"There" would be Sarajevo, "here" meaning Pristina and "you" is us - Americans. Buses run daily from Pristina to Sarajevo via Novi Pasar, Serbia all the way to Sarajevo but we weren't allowed on. Americans traveling from Kosovo, it seems, are persona non grata in Serbia, probably because of US involvement in the NATO air strikes and our immediate recognition of Kosovo as a nation. (Later we heard on BBC that Serbian and Kosovar border guards are even fighting each other. Maybe no one could get in!) So we took the long way round, seven hours to Podgorica and another seven to Sarajevo broken by a four-hour layover at 3 AM in the icebox they call a bus station.

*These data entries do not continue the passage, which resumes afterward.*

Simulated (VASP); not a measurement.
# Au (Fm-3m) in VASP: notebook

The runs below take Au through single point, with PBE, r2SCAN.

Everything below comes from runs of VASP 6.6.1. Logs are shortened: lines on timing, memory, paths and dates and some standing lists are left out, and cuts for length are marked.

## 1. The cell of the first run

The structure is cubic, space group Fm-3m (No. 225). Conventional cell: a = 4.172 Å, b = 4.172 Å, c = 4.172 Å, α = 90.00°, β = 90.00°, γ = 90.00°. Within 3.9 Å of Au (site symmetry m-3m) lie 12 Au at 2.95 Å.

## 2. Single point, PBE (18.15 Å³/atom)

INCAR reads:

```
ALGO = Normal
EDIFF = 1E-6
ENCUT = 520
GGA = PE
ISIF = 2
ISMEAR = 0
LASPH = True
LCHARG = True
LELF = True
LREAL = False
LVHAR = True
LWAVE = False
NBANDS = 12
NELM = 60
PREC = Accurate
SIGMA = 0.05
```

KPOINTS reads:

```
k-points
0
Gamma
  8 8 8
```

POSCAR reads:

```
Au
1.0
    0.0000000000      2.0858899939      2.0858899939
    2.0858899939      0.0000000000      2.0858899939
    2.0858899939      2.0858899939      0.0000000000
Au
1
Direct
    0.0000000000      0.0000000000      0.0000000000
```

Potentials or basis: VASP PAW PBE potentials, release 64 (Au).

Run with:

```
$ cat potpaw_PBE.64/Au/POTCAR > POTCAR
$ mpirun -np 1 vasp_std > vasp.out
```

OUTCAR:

Along the way we met fellow traveler Julian, a young graphic designer from Bogota, Columbia, returning from seeing his Albanian girlfriend. He is living in Sarajevo, working for a Swedish NGO restoring a Muslim mosque. He is a one-man United Nations. Together we endured cold, twisting roads, dirty restrooms, loud music videos and a fog of cigarette smoke from our driver, the only one aboard who ignored the "No Smoking" signs.
It was nice to see Montenegro again after the squalor of Kosovo and Albania, with its deep canyons and clean villages looking like something from a model railroad set. There were traces of snow and the leaves have fallen, leaving the birches standing like white skeletons along the road.
We shared a taxi with Julian to Pansion Lion in the old city (Stari Grad) where we will stay and near where Julian lives. Gina, the owner's daughter, gave us a spacious triple room - it was that or a bed in the dorm - for the price of a double. The bathroom block down the hall is nice and clean with plenty of hot water and we can cope.
Both of us have been fighting off a head cold for a few days but I'm afraid the frigid waiting room in Podgorica did me in, that and a dearth of sleep on the bus. A-Choo!